The US economy is running at full steam according to the latest data released today. This helped push the dollar firmly higher against most of the majors including euro, sterling, Japanese yen and the Swiss franc. The benchmark US dollar index posted its strongest gains in two weeks extending the rally into three.
EUR/USD broke down below 1.10 after failing to carry forward on a rally that started at the beginning of last week. Bearishly, the pair has been trading below the 50-day moving average for over one month. The euro is not seeing enough buying interest to breach resistance at that barrier.
USD/JPY powered upwards to 124.36 on the stronger dollar in doing so maintaining the upwards momentum. The rally has taken the greenback upwards by over three percent since the low of 120.39 at the start of the month. The pair is feeling resistance at 124.47. A breach of this level could see the pair testing the recent highs seen in June around the upper 125 range.
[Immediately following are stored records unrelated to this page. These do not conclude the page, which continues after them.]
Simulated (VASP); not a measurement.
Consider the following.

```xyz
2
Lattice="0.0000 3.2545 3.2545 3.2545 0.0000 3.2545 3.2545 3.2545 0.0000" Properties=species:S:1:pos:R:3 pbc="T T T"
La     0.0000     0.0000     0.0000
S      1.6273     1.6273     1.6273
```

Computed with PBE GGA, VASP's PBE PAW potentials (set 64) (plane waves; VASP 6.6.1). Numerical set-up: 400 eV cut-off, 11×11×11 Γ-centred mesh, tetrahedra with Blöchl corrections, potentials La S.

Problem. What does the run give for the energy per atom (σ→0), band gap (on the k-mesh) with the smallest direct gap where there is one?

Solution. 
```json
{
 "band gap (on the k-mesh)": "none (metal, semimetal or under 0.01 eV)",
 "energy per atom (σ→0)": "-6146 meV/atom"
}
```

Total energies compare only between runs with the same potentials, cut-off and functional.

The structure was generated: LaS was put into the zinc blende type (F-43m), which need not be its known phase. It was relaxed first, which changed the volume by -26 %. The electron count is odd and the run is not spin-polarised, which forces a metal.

The latest batch of figures helped reassure markets that the US Federal Reserve will remain on course to raise rates during the latter part of the year. This gave a decent boost to the greenback and lifted treasury yields as markets consolidated their view that a September hike is probable.
The US economy was far stronger in the first quarter than was originally estimated according to the most recent data. Early indications were that the US economy underwent a mild contraction in Q1. This was feared to have been a “knock on” from bad weather and the West Coast port strike.
The latest revised figures from the Department of Commerce showed that growth in Q1 was 0.6%. The upward revision brings annualized growth for the US economy up to 2.6% pa.
Growth in the second quarter was estimated to be 2% which beat analysts’ forecasts by 0.5%. Consumer spending rebounded strongly in the second quarter helping the robust expansion. Core personal spending rose by 1.8% against 1% in the first three months of the year.
The latest jobs figures were also reported separately by the US Department of Labor. Initial claims fell last week to 267,000 beating the consensus estimate by 4,000.
By contrast data from the Eurozone was mixed. In Germany inflation fell unexpectedly in July. Today’s preliminary estimate showed the consumer price index fell to 0.2% pa. The harmonized index (core inflation which removes food and energy) stood still during the same period. The labor market also took a knock after figures released today showed a rise of 9,000 unemployed. Markets were looking for a reduction of 5,000 out of work claims.